If the internet goes down cryptocurrency doesn’t work.

The internet may well go down sometime soon (some would argue it’s already half way down).

So why would anyone put their resources into a cryptocurrency…?

Please explain to a dumbo like me, a dumbo who also does not buy gold or silver, for the obvious reason that you can’t eat gold or silver.

Maybe I’m missing something…


You can’t eat ANY of the media of exchange, Rob; not unless you’re doing barter, when one at least of the items could be food. The “can’t eat it” canard is an old knee-jerk talking point that we’ve all been primed to regurg, as the Western financial system has tried with great wrong-headed determination to supersede the entirely sound, traditional gold-standard to guarantee currencies.

The essence of any currency at all is TRUST: buyer and seller both trust the medium to retain its function as a store of value, and thus its practical buying power. As long as that trust endures, vital trades remain possible.

The iffy thing about cryptos is that they’re all notional units of value, which only exist as traces in electronic comms. systems - which, as you so very rightly say are by no means certain to be still functioning in the near future as a unitary global system; and in the mid-term future even as disconnected regional systems (Limits To Growth, the Long Descent away from the once-only Single Giant Pulse Event in Earth’s history of industrial civ., and all that).

Precious Metals, otoh, have been fascinating hom sap for thousands of years, and still do today, everywhere in the world. It’s true that they have only a little more practical use than do electronic traces in hitech e-gadgetry. But the absolutely central point is that, all over the planet, billions of people still trust them as durable, solid, actually-handlable, reliable media of exchange, which have always held their value (aka practical day-to-day buying-power), and which rely on no counter-party’s continuing viability in order to maintain that value (unlike the entirely hallucinatory ‘value’ of the vast overhang of notional derivative paper ‘assets’ currently cluttering up the world’s financial system with their hallucinated existence).

You can’t have failed to notice that canny players on the world’s stage - the current ruling factions within the Russian and Chinese empires, most notably - are stocking up with physical gold, held within their own borders, as the world evolves towards a new era when PMs will again be key guarantors of value. (Meanwhile, the long-unaudited, alleged gold holdings of the dying Anglozionist empire are pretty certainly not in the US where they’re alleged to be, and have most likely been dissipated over time to various overseas recipients. Fort Knox may well only have half-a-dozen bullion bars still left in its actual possession, for all anyone outside the loop knows.)

The ‘creation’ of crypto ‘coins’ depends on ‘mining’ operations, which translated into realworld English means fiddling about with ever-growing, ever-more-power-thirsty banks of computers to solve ever-more complex and drawn-out mathematical puzzles; nothing more actually-valuable than that! And both crypto-currencies and the blockchain function on which they depend go smash any time the electrical grid suffers a prolonged general failure; which happy event (irony!) we should expect to show up more and more frequently as… you know: TLTG, the Long Descent, etc. begin to bite more frequently and more lethally…

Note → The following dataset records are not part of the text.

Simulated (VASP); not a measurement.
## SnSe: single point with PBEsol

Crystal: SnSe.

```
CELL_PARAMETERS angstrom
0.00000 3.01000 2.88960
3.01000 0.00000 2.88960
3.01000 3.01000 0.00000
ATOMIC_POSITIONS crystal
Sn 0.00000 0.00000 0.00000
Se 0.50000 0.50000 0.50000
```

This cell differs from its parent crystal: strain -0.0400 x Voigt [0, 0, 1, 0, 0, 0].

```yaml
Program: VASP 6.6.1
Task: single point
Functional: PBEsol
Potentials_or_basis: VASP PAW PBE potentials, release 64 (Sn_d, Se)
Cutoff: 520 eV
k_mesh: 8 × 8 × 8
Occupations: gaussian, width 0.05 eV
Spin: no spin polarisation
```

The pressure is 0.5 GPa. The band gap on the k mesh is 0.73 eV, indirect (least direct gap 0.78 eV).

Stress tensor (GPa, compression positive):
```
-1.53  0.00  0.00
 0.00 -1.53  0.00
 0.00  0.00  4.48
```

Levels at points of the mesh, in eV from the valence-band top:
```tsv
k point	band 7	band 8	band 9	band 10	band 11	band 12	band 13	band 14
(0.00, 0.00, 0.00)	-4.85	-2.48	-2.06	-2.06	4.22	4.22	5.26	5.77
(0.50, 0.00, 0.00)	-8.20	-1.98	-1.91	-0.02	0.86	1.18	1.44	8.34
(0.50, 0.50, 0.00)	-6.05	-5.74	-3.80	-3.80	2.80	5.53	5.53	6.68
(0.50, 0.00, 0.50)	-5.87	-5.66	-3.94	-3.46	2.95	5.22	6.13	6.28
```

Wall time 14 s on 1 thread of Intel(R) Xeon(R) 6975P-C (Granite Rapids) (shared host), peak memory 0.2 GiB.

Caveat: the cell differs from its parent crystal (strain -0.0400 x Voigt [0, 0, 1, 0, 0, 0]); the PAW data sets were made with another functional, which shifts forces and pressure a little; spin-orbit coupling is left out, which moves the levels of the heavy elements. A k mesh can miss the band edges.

Dmitry Orlov points out, for example, that the North American grid is in a sorry state of advanced decrepitude, and meanwhile, USAmerica has lost the ability, both industrially and skill-wise, to make the large transformers on which the grid depends absolutely. I doubt that Europe, including its offshore islands, is in any better condition. (Russia can still make them, though; as with rocket engines…)

This, in a nutshell, is why I’ve never touched cryptos, even though, like any ponzi scheme, it’s offered some really big killings for the early players. And it’s why all my nearest and dearest each have little stashes of popular-denomination physical gold coins that I’ve given them, in their personal possession, ‘under their own floorboards’ - so to speak… Because everybody with two functioning savvy-cells still trusts gold and silver; rightly so. And as Times get ever-more Interesting, they always come into their own again, and often prove to be critical life-savers at key moments of existential risk; like easing your way out of Kiev, for example…


Hi Rob, here are some disjointed thoughts which might help.

  1. A very good explanation of how bitcoin works is in this paper, somewhat technical but manageable:


  1. If the internet goes down, then so does banking, ATMs, supermarket checkouts, petrol stations, and just about everything, so it doesn´t matter that the blockchain is blocked.

  2. The bitcoin blockchain can, however, be reconstituted once the internet resumes.

  3. There is a good chance that the eurasion coalition will start their own internet and the blockchain could also live there.

  4. Ultimately, however, the if the tyranical ptbs don´t want you to have anything, then you won´t have it, be it gold, silver, btc, a house, a trip to Brighton, whatever.


It’s an illusion…all the transactions it’s used for are not “real” they are not guaranteed, they are not sovereign…the notion that code can represent value is nonsense…the power it takes to mine these codes is immense and whilst the un-breakability is considerable it is not impossible (as some might have you believe), if comparable amounts of power are used to break them…obviously that itself would require huge amounts of resource destruction to achieve (some would say “investment” but this is ridiculous), all seemingly ludicrous unless one recognises the fiscal momentum of the old regime and the personal investment many have in a system that simply externalises responsibility for the economy, quote; "Our focus therefore becomes on “democratisation” not as an enforced process but as a principle the benefits of which are made manifest by entering into dialogue with all the organs of the body politic. This is consistent with the notion of “emerging economy”, quote;

““unsustainable economy” is an oxymoron” No? I thought about this…many would argue (and many on the “left” also), that “short-term” “profit-taking” exploitative economies exist…but do they? Can we truly call them “economies”? For one thing; “how long is your piece of string?” We define economies by describing relationships (they are “relative”), there is a chronological imperative concerned, one cannot (surely), argue that a 5 year “un-sustainability” is an economy whilst a 3 month one is not!

Economy, of-course, also can be “of effort”, in other words efficient…there is no “economy of effort” in an inefficient system, therefore, we can argue that any economy that is not sustainable does not exist!

If one “economises” one makes one’s actions more efficient…literally one creates an economy.

One can argue that the economy existed for a five year period…but one cannot say it was “un-sustainable” for the same period…period

…and, therefore, sustainability is a necessary component of economy

The system is “open ended” (#opensource), it is emergent

Quote; "Words Based on the Eco- Root Word

Following is a list of words based on the Eco- Root Word:

1. Ecoactivist: One who actively opposes the pollution or destruction by other means, of the environment.
2. Ecobabble: Using the technical language of ecology to make the user seem to be ecologically aware.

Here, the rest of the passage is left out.